Sergeant Smith’s leadership saved the men in the courtyard, and he prevented an enemy attack on the aid station just up the road. Sergeant Smith continued to fire and took a–until he took a fatal round to the head. His actions in that courtyard saved the lives of more than 100 American soldiers.
Scripture tells us, as the General said, that a man has no greater love than to lay down his life for his friends. And that is exactly the responsibility Paul Smith believed the Sergeant stripes on his sleeve had given him. In a letter he wrote to his parents but never mailed, he said that he was prepared to “give all that I am to ensure that all my boys make it home.”
On this day two years ago, Sergeant Smith gave his all for his men. Five days later, Baghdad fell, and the Iraqi people were liberated. And today, we bestow upon Sergeant Smith the first Medal of Honor in the war on terror. He’s also the first to be awarded this new Medal of Honor flag, authorized by the United States Congress. We count ourselves blessed to have soldiers like Sergeant Smith, who put their lives on the line to advance the cause of freedom and protect the American people.
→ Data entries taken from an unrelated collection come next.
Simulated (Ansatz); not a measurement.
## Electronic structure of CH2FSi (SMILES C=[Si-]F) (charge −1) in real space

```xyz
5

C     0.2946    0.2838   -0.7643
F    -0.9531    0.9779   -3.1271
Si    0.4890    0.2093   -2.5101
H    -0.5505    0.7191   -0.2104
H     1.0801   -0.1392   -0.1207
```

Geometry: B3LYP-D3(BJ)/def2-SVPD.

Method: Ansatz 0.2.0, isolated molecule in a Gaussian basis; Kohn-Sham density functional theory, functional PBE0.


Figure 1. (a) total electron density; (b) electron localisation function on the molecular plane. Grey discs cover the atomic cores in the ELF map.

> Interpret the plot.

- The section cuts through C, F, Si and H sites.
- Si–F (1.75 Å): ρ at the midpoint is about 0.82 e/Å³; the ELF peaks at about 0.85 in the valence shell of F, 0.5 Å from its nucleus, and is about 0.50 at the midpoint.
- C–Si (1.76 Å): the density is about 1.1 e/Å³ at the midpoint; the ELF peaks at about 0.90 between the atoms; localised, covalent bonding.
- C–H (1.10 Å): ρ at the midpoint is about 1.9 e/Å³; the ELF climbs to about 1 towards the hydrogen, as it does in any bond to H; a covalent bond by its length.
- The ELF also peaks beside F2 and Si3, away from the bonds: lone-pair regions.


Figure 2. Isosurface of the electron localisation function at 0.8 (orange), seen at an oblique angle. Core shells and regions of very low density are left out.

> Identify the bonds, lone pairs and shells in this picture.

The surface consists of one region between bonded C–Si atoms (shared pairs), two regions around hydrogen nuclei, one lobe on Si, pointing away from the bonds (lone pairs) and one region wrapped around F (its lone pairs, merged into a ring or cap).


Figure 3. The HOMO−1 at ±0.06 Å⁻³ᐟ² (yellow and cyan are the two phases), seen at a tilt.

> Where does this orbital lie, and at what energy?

Like every one of the men and women in uniform who have served in Operation Iraqi Freedom, Sergeant Paul Smith was a volunteer. We thank his family for the father, husband and son and brother who can never be replaced. We recall with appreciation the fellow soldiers whose lives he saved, and the many more he inspired. And we express our gratitude for a new generation of Americans, every bit as selfless and dedicated to liberty as any that has gone on before–a dedication exemplified by the sacrifice and valor of Sergeant First Class Paul Ray Smith.
And now if his family would join me, please. Lieutenant Commander, please read the citation.
(The citation is read and the medal is presented.) (Applause.)